Moray’s only dedicated venue for exhibiting art will keep its doors open after turning its financial fortunes around.
Fears were raised the Moray Art Centre would have to close this month after management were set a deadline by their bank to clear its overdraft.
Yesterday, bosses at the Findhorn venue said its prospects had dramatically improved, securing its short term future.
They did warn, however, that the centre is “not out of the woods” just yet.
One reason for the upturn in fortunes is understood to be the art centre recording its first monthly profit in several years. Running costs previously meant the attraction was losing up to £2,000 per month.
Trustee Julia Law said an increase in donations and the appointment of three new directors had also played their part in turning around the centre’s financial position.
She said: “First and foremost, our overall debt has been significantly reduced thanks to some very kind donations.
“We are not out of the woods entirely but certainly in a stronger position. Also the last quarter has seen stronger results and we have seen some positive trading for the first time in years.”
New initiatives have been launched at the arts venue, which was officially opened in 2008, in an effort to increase footfall.
A social group, branded Art for Art’s Sake, has been formed to encourage enthusiasts to meet and share ideas.
Open studio events are being run for talented youngsters and talks have begun with similar art venues across the north-east to learn lessons from their successes.
Meanwhile, volunteers are to imminently start work to transform the garden outside the centre in the hope of creating a space capable of hosting events.
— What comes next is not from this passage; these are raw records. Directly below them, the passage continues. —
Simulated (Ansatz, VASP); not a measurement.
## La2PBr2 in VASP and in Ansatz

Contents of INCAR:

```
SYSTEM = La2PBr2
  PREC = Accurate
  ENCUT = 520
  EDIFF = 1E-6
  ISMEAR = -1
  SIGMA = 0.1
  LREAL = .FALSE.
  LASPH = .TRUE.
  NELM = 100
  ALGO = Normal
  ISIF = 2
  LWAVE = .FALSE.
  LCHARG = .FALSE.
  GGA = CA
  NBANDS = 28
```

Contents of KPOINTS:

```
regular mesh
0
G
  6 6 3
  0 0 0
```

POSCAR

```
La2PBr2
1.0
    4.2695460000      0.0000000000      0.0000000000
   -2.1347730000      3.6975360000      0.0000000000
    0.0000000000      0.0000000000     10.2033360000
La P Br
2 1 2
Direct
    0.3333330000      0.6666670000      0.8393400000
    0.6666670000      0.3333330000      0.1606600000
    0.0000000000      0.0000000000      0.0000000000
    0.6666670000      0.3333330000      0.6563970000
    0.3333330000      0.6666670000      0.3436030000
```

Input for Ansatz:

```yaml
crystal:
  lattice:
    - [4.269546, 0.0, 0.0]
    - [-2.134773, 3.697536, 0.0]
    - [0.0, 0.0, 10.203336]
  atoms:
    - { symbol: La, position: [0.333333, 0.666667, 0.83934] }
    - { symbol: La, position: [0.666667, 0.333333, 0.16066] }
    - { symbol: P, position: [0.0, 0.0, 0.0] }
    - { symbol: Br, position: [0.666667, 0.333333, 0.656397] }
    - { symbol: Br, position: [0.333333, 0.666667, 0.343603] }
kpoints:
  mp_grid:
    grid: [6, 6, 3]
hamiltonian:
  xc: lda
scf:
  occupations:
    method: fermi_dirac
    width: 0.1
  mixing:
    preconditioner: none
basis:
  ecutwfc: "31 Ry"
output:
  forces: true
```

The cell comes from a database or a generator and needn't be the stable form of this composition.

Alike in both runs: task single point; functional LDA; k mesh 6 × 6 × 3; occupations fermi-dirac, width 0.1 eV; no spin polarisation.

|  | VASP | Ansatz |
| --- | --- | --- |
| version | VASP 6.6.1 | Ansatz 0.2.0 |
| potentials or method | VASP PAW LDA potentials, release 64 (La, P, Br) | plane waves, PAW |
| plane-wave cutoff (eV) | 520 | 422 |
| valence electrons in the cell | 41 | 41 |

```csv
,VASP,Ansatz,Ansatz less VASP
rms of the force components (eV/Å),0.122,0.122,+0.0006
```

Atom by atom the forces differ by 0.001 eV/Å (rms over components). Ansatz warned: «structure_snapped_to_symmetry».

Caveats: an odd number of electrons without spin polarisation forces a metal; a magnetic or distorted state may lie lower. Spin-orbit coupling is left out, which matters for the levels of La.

Mrs Law added: “We’ve been coming up with ideas to get people coming to the centre on a more regular basis because one of the problems we have had is that the footfall has not been high enough.
“There have been some successes so far and we now hope to turn the garden into a space that’s a bit more usable.”
Princess Anne toured the building on a visit to the region in 2012. Within 12 months of that visit, the venue was forced to close temporarily as funding concerns began to surface.